Published: Thursday, 28th April 2016
The Court of Appeal has delivered a key ruling on the meaning of “inappropriate development” in the Green Belt.
This followed a case involving a proposal to extend a nursery with a large glasshouse covering some 92,000 square metres located within the Lee Valley Regional Park on the north-eastern flank of Greater London. Valley Grown Nurseries planned to use the glasshouse to grow tomatoes and peppers.
The site in question was in Green Belt and less than a kilometre from the Lee Valley Special Protection Area (SPA) and Ramsar site. Permission for the scheme was given by Epping Forest District Council.
The Regional Park Authority had objected to the proposal citing harm to the Green Belt, alleged conflict with policy in the National Planning Policy Framework (NPPF) and the development plan as well the impact the development might have on the SPA. It unsuccessfully challenged the permission in the High Court and now at the Court of Appeal.
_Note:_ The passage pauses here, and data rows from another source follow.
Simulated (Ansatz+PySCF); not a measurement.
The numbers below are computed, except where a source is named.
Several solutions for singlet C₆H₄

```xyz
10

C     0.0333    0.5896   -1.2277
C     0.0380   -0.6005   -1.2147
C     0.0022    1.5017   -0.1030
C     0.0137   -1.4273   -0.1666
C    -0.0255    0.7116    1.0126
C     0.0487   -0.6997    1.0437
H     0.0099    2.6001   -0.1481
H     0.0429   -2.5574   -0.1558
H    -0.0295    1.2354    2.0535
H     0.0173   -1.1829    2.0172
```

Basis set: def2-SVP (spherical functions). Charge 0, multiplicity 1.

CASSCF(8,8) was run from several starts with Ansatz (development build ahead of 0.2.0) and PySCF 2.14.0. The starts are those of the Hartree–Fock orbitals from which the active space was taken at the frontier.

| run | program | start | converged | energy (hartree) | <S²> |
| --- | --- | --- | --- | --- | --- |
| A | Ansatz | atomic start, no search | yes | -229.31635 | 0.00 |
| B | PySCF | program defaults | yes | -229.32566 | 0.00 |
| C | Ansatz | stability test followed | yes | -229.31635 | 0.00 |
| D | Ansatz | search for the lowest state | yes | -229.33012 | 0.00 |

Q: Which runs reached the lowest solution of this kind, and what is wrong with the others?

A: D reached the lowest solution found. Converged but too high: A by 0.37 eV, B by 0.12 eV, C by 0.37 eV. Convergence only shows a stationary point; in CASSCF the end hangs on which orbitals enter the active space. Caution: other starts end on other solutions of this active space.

The appeal raised wide ranging issues concerning the interplay between the statutory presumption in favour of the development plan and the NPPF, the requirements of the Habitats Directive, and the meaning and effect of NPPF policy for the construction of agricultural buildings in the Green Belt.
According to 39 Essex Chambers, whose Peter Village QC and Ned Helme appeared for Valley Grown Nurseries, the principal issue in the case concerned the consequences of a proposal being appropriate (or “not inappropriate”) development in the Green Belt. They successfully defended the appeal on all grounds.